Also, I didn't know about this specific bug but I spotted it almost immediately while reading the code. This is not because I'm some kind of 10x programmer but because Integer.MAX_VALUE bugs while processing arrays are actually fairly common in java programs in 2025, I fixed one a few weeks back and it's something I look for in code reviews.
I guess it would have been surprising in 2006?
In 2006, if you tried to create an array with 2^30 elements you would just get an OutOfMemoryError almost anywhere.
AMD's 64b CPU were released in 2003, Intel followed up in 2004, and in 2006 launched their first 64b laptop chip (with Core 2). By then the ability to reasonably allocate more than 1GB in one shot was becoming quite widespread (the mid 2007 MBPs could be upgraded to 6GB RAM).
And obviously Google would have been dealing with servers, where it'd be even older as they'd probably have been using PAE and each process would be able to allocate and address a full 4GB.
Not sure if you're a troll... but for general info, in 2006 most desktop computers (laptops were still not so common) had something like 100MB of RAM if you were lucky. Maybe Google already had some huge machines with 1GB+ but that was not at all a common thing outside supercomputers.
I think you’re off by a decade or so.
Common consumer laptops had 2-4 GB of RAM in 2006.
https://everymac.com/systems/apple/macbook_pro/specs/macbook...

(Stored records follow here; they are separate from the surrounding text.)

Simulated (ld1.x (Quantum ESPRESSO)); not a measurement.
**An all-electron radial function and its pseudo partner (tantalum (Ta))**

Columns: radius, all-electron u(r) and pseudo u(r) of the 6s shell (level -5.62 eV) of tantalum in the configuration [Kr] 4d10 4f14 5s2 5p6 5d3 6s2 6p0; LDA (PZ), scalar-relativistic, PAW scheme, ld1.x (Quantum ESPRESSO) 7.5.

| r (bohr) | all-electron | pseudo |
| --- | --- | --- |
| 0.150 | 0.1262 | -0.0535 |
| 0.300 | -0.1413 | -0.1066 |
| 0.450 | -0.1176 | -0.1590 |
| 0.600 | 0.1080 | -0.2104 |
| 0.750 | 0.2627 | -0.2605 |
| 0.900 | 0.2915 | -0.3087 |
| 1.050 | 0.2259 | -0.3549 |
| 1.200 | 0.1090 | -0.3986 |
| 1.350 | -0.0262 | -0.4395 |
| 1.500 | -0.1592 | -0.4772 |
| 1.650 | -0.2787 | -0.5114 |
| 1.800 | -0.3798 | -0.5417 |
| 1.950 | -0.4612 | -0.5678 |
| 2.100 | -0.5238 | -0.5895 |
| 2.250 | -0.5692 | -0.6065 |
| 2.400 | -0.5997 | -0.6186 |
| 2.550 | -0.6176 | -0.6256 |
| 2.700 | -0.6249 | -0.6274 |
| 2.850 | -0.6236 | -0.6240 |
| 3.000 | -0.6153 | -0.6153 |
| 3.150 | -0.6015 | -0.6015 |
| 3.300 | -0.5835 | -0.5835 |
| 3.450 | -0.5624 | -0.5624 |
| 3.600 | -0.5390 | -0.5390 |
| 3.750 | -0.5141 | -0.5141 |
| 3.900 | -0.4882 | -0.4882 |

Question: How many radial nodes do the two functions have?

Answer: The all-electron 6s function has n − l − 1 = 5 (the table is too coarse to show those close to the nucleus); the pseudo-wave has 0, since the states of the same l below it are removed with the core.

Just like today you can buy machines with 128GB of RAM... but that doesn't mean that's what people were using... a lot of people buy machines with 4GB today (just checked the most popular website in my country, lots of the offers only have 4GB: https://www.elgiganten.se/datorer-kontor/datorer/laptop).
I remember pretty clearly that if you had anywhere above 512MB of RAM in 2006 you had very much top-of-the-line.
> I remember pretty clearly that if you had anywhere above 512MB of RAM in 2006 you had very much top-of-the-line.
That’s a different claim than your original statement of having 100MB max.